The housing estate was built 15 years ago, but one patch of grass with a lonely-looking playground is still costing residents.
When the new-build estate off Newbold Hall Drive in Rochdale was completed in 2010, Halima Ali was excited to get a glimpse of her new home. With visions of her fresh property on the doorstep of a park, she was overjoyed to be moving in.
But the reality was a stark contrast to what she had imagined.
The so-called park turned out to be just a patch of grassland with one slide and a small carousel. In the years since it was created, the area has been left unloved and strewn with litter.
Taking the Local Democracy Reporting Service on a tour of her estate, Halima said: “If you look around at this place would you say it’s well maintained? It looks awful.
“It’s shocking they can treat their customers this way. Even being in a position to buy a home back then was an amazing feeling, but to be left with all this I would now say avoid buying new-build homes.
“It’s a freehold property but we have to pay like a leasehold one. As a freeholder, you don’t want to be in our situation.
“I don’t want a management company to have control over my life.
“Buying a new build home was the biggest mistake of my life. It has taken its toll on me and my mental health.
“Your home is supposed to be your house and your security so what they’re doing is dastardly.”
Grassland on Newbold Hall Drive estate in Rochdale with a small playground on it. Credit: LDRS
Describing the moment of moving in, Halima added: “I was excited when I saw the 3D images of what it could look like. I thought it would be a nice little park where I could see my children playing. But this is not a safe area and it’s not hygienic.”
Mrs Ali went on to point out poorly maintained hedges and plantings, dogs ‘doing their business’ on the grass and constant vandalism. The reason this irks Halima is that residents on the estate fork out thousands of pounds every year towards the area’s upkeep.
Halima herself pays around £180 per year for this charge, on top of council tax and other rising bills. In a cost of living crisis every penny counts, and Halima believes it is ‘disgusting’ they still have to pay this.
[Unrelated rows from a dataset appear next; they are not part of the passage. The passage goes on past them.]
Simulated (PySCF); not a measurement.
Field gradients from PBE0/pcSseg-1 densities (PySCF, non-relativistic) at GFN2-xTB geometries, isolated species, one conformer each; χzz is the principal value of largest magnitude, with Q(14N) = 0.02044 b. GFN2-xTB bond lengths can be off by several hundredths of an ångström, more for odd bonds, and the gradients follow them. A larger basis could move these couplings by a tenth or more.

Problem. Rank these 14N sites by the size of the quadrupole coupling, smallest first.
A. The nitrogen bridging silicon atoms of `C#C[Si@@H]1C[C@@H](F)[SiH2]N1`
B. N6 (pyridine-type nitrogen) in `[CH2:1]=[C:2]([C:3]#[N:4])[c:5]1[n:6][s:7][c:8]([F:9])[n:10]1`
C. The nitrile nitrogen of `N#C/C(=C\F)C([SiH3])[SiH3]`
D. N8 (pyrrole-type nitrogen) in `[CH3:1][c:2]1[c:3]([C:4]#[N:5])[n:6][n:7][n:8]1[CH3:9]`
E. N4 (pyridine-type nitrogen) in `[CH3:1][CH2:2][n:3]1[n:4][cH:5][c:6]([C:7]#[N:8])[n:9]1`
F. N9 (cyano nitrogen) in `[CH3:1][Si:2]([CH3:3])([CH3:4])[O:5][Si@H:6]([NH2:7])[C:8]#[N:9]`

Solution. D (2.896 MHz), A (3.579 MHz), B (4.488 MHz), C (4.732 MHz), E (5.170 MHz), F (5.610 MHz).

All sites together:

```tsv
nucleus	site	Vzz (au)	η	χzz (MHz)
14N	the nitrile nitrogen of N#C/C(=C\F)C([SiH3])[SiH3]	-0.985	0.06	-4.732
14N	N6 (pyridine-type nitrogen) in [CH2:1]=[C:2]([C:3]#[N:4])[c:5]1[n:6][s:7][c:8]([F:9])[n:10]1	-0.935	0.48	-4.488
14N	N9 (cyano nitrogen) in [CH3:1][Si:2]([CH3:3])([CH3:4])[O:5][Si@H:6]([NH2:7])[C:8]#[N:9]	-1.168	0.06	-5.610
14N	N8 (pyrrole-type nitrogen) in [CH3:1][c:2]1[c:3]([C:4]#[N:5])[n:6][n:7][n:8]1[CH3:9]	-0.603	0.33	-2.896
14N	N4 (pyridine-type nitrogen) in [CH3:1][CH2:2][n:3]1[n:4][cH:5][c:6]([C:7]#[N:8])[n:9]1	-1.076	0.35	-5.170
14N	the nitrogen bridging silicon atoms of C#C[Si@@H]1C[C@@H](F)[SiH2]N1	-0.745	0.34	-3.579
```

She admits it wasn’t always this way, but feels abandoned by housebuilder Persimmons who handed the control of the site over to a management company once they completed the build.
This is what Halima described as ‘the carcass of fleecehold’ – something, she says, is happening up and down the country.
Fleecehold is a phrase coined to describe freehold property owners, usually in new-build estates, who are obligated to pay fees to a third-party management company for maintenance of communal areas. Freehold property owners own the house and the land they live on, whereas leasehold homeowners own the house but not the land – sometimes paying a fee for that land.
Newbold Hall Gardens sign on the Rochdale estate impacted by fleecehold. Credit: LDRS.
The Newbold Hall Drive resident explained the ‘fleecehold’ estate pays around £30,000 a year to the management company in fees, but thinks it only costs them around £15,000 to actually do the work and pay the contractor.
This is why she helped set up The Home Owners Rights Network (HorNet). She says millions of people across the country are in similar situations to her, sometimes forking out much more than she is.
This added cost to live in these one-build homes is also making it harder to sell on their homes, because people don’t want to pay the added charges on a freehold property.
Halima believes councils should be working to adopt the common land in these estates and maintain it as part of council tax. But in her situation, the local authority has told her they can’t do anything about it because it’s private land.
However, in a recent email to Halima’s campaign group, Rochdale’s council leader Neil Emmott said he would look into this issue.
HorNet campaigners outside council HQ - Number One Riverside, Rochdale. Credit - HorNet.
“As a campaign group HorNets made the government aware of the problem and that it could be impacting over 3 million people,” Halima continued.
“Then the government has now come out saying they want to build millions more homes.
“How are they able to justify trapping more people in fleecehold. When the government knows this is happening. Is this what we want all over England?
“If this was a private estate I could understand the cost, but it’s public open space so anyone can come on this and we have to pay to maintain it.”
The fierce campaigner has publicly objected to a number of property developments in the Rochdale area to avoid others falling into the same ‘trap’ as she did. A recent planning committee meeting approved 445 new homes for Cowm Top Lane in Castleton – much to Halima’s despair.
The developers GLP Trows LLP and BDW Trading Ltd promised a linear park, open green space and playgrounds alongside the 445 houses. But Halima fears these benefits could come back to hit the new residents in the pocket, like it did with her.
Housing developer Persimmons did not wish to comment on this issue, but did point towards last year’s report from the Competition and Markets Authority (CMA).
That report, published in February 2024, recommended that the government take action to stop this issue.
It reads: “Private companies increasingly provide and charge for such management services, whereas in the past the default position was that public authorities, in particular local authorities, would generally ‘adopt’, (ie take on responsibility in perpetuity for) such amenities.
“We have identified that households subject to such arrangements may face detriment in the form of the charges they pay, the quality of amenities available to them and the quality of management services they receive, the potential for disproportionate sanctions to be applied for outstanding charges, and the sometimes significant efforts required to achieve a satisfactory outcome in those regards.
“Fundamentally, we consider that the root cause of the aggregate detriment we observe is the decrease in levels of adoption of amenities by relevant authorities, resulting in a proliferation of private management arrangements in which estate management companies may possess significant market power.”